“Not My Problem”

by Brian on June 12, 2006

in Only in Israel

We finally moved last week. After months of renovations that I began chronicling in the post Ka-Ching, by the time you read this we will be firmly – if not entirely comfortably – ensconced in our new home.

The process went remarkably smoothly. For the amount of work we had done on our new apartment, the timeline was quick (a fast three months) and the screw-ups were minimal.

Except for one.

We were about half way through the process. We had hired a carpenter recommended by our architect. He had come to install the cabinets under the sink in the children’s bathroom. This required some drilling into the ceramic tiles on the wall.

For reasons that I still don’t understand, Menachem the carpenter aimed his drill into the wall in a line directly under the sink faucet. I wasn’t watching at the time, but in retrospect this seemed as likely a place for a pipe to be placed as any. So it shouldn’t have been surprising that, as the drill bit went in, water began spraying into bathroom.

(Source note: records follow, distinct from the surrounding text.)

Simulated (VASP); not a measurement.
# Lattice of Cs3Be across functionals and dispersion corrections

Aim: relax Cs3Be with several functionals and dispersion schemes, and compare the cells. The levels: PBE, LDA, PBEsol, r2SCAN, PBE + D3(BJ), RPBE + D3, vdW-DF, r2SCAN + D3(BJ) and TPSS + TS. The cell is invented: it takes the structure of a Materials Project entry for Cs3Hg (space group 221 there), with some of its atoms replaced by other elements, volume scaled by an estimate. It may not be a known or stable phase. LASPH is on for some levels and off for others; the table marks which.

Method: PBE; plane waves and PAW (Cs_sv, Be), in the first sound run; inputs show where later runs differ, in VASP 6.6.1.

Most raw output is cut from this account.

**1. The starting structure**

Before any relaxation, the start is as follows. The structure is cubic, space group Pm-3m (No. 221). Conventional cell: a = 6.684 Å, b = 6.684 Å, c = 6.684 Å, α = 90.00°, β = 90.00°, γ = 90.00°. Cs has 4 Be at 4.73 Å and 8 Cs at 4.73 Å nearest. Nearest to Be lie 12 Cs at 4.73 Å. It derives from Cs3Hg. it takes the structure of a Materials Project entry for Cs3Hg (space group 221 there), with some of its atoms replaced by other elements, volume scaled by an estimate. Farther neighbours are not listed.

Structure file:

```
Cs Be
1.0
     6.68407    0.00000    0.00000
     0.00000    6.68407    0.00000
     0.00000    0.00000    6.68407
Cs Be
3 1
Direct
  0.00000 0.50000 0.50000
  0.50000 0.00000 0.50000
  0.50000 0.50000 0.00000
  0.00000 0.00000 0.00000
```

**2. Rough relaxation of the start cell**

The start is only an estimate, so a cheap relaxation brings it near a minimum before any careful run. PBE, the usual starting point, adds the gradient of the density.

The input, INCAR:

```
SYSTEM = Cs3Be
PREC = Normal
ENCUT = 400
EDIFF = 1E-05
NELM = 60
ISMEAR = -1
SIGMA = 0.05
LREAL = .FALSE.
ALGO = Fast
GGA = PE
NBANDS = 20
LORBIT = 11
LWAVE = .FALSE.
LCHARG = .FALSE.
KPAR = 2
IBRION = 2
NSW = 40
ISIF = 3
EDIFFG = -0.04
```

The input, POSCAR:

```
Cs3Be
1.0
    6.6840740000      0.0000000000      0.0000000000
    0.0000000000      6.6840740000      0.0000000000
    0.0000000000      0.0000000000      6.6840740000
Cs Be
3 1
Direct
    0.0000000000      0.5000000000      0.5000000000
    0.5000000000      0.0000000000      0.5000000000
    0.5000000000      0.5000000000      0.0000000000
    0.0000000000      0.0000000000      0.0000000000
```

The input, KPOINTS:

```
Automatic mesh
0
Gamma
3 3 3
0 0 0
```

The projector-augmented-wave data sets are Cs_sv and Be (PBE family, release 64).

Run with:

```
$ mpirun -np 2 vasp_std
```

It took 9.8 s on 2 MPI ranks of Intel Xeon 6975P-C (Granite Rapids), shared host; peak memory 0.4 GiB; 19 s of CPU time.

“Uh oh,” Menachem muttered to himself and then began calling out those three little words you never want to hear during a shiputz (renovation): “Yesh lanu baya.” Houston, we have a problem.

Tomer, the contractor – who was standing a few feet away in the adjoining bedroom – came running.

“Why why why?” he groaned, which is the Israeli equivalent of “oy” and “you idiot!”

“Why didn’t you ask me first?” he demanded of Menachem who shrugged helplessly.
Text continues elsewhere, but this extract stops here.